Miller was charged in 2015 with kidnapping, murdering and attempting to sexually assault Brosso and Bernas. The state is seeking the death penalty. Miller, who would have been 20 in November 1992 and is now 50, has pleaded not guilty for reasons of insanity.

His attorneys say he was in a "trauma state" at the time of the murders — a splintered-off part of Miller's consciousness where he stored dark fantasies provoked by his childhood abuse — and that his autism and general immaturity meant he was functioning at a child's level, unable to grasp that his actions were wrong.

The trial of Bryan Patrick Miller in the so-called "Canal Killer" case is underway in Maricopa County Superior Court in Phoenix on Oct. 3, 2022.
The trial of Bryan Patrick Miller in the so-called "Canal Killer" case is underway in Maricopa County Superior Court in Phoenix on Oct. 3, 2022.

Miller was 'epitome of a gentleman' on first date

Amy Miller said religion loomed large in her teenage years. She and her sister were being raised by their grandmother, an ordained minister in the Methodist Church, and attended church two or three times a week, as well as engaging in Bible study and prayer each morning.

She didn't date during school and was not rebellious, she said. "I very carefully followed all the rules."

She joined the Air Force after graduating in 1996 — her family couldn't afford college, she said, and she enlisted in the hope of eventually becoming a teacher — but it was a brief stint.

"Basic training did not go well for me," she said. After about a month, she was back in Phoenix, and a few months after that, she got a call from Bryan Miller, who worked with her aunt.

Their first date went well. Miller picked her up, opened her door, pulled out her seat. "The epitome of a gentleman," she said. They organized another date, and then another.

On the third date, Amy said Miller told her he had been to juvenile detention. He was vague on the details, she said, telling her it was "embarrassing" and he didn't like to talk about it, and she was left with the impression it was something minor.
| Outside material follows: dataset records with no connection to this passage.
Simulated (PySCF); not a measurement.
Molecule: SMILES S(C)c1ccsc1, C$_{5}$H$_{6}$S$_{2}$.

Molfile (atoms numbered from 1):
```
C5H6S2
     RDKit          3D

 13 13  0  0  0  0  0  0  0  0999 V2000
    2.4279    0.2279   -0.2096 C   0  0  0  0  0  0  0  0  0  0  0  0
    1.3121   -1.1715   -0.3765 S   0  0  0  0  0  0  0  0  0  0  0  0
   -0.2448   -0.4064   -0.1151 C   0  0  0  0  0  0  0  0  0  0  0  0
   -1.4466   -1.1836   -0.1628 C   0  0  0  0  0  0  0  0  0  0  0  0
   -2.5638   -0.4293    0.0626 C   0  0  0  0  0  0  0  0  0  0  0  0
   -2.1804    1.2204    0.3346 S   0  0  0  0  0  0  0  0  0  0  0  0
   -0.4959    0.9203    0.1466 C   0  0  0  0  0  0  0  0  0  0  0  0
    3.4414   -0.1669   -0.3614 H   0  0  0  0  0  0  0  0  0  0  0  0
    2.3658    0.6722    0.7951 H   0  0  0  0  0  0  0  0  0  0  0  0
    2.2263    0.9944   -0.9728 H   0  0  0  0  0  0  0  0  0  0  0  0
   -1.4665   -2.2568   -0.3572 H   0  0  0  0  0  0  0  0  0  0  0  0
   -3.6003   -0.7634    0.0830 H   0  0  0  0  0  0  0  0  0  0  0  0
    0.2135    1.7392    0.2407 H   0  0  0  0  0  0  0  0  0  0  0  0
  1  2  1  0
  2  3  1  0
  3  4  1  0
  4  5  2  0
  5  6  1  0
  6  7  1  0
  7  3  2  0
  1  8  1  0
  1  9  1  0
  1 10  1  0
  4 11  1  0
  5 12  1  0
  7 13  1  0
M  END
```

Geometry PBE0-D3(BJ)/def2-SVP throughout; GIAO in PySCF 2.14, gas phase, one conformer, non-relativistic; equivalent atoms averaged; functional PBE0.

Miller was incarcerated at 16 for stabbing a woman in the back at Paradise Valley Mall in 1989, an attack highlighted during the trial.

They got engaged on New Year's Eve of 1996, not two months after their first date. On the same night, they shared a kiss for the first time. They had only ever held hands before.

“I remember that," Amy said, "because he actually asked permission before he held my hand the first time.”

After getting married, they moved to Washington

As their relationship developed, Amy said, they talked less and less about God. Miller would often arrange for them to go to the movies or hang out at a friend's house on Sunday mornings, meaning they couldn't go to church.

“I have a tendency to do the things other people want me to do. The things that will make them happy," she said. "And that included going along with his plans even if they were on Sunday morning when I’d rather go to church."

She also felt strongly about no sex before marriage, she said, while Miller felt differently.

She said he was persistent, and they did end up having sex once before marriage, which resulted in her grandmother kicking her out of the house. Soon after, she and Miller married.

They struggled financially and often fought about money, she said. In 1998, the couple moved to Washington state after Miller's mother, Ellen, suggested she could get her son a good job there.

Amy said she was concerned about the move, both because Miller had told her his mother had abused him as a child and because she would be far away from her family with limited means of contacting them.

But once they arrived and moved in with Ellen, she said, Miller and his mother got on fairly well and seemed to enjoy each other's company, which she hadn't been expecting.

"Having been told about the abuse he had gone through as a child, it was my opinion logical that they would find it at least difficult or awkward to live together again," she said. "And that did not seem to be the case."

She got pregnant and their daughter was born. In 2002, Miller was arrested and charged with stabbing a woman. This was when she found out the real reason behind his stint in juvenile detention, Amy said.

Things changed after Miller's acquittal in attack

Miller spent about eight months in custody before he was acquitted. After his release, Amy said, two major things changed in their marriage.

The first was their sex life, as Miller introduced concepts like bondage and knife and needle play, she said. Amy testified that she wasn't keen on doing these things, but she didn't protest, at first due to her religious ideas of what a wife should do and be.

"I pretty much felt it was my job to do what he wanted me to do in that role as much as any other," she said.

Later in their marriage, she said, she was too scared to say anything.

"I was avoiding any confrontation with him at all at that point." she testified. "And I wanted to be as compliant as possible, so I would stay where he loved me enough not to kill me."

The second change was that their fights escalated, becoming louder and harder to get over, Amy said. She recalled Miller as being more likely to yell, or hit a wall, or slam his fist down on the table.

After they moved back to Phoenix, in 2003, Amy said Miller told her that he had been the one who attacked a girl with a knife off a trail near their apartment in Washington — a separate incident to the one he was arrested in.

She said Miller's "difficult temper" and his tendency to become "frightening when angry" were part of why they eventually separated in 2005.

She recalled one incident in which they were planning to go on a family outing but it erupted into an argument.

Amy said Miller grabbed their young daughter out of her arms and strapped her into the car as Amy tried to get her back before he locked the doors and started driving away.

Amy said she was holding on to the back door handle as he drove away. Miller continued to drive and drag her until she couldn't hold on any longer and fell off. He came back with Sarah a short time later, she said, and she told him she was upset at him for putting her in danger like that.

"What did he say?" the prosecutor asked.

"That he didn’t think I was stupid enough to hold on to the door handle," Amy said. "And I should have let go."

Her testimony will continue later in the trial.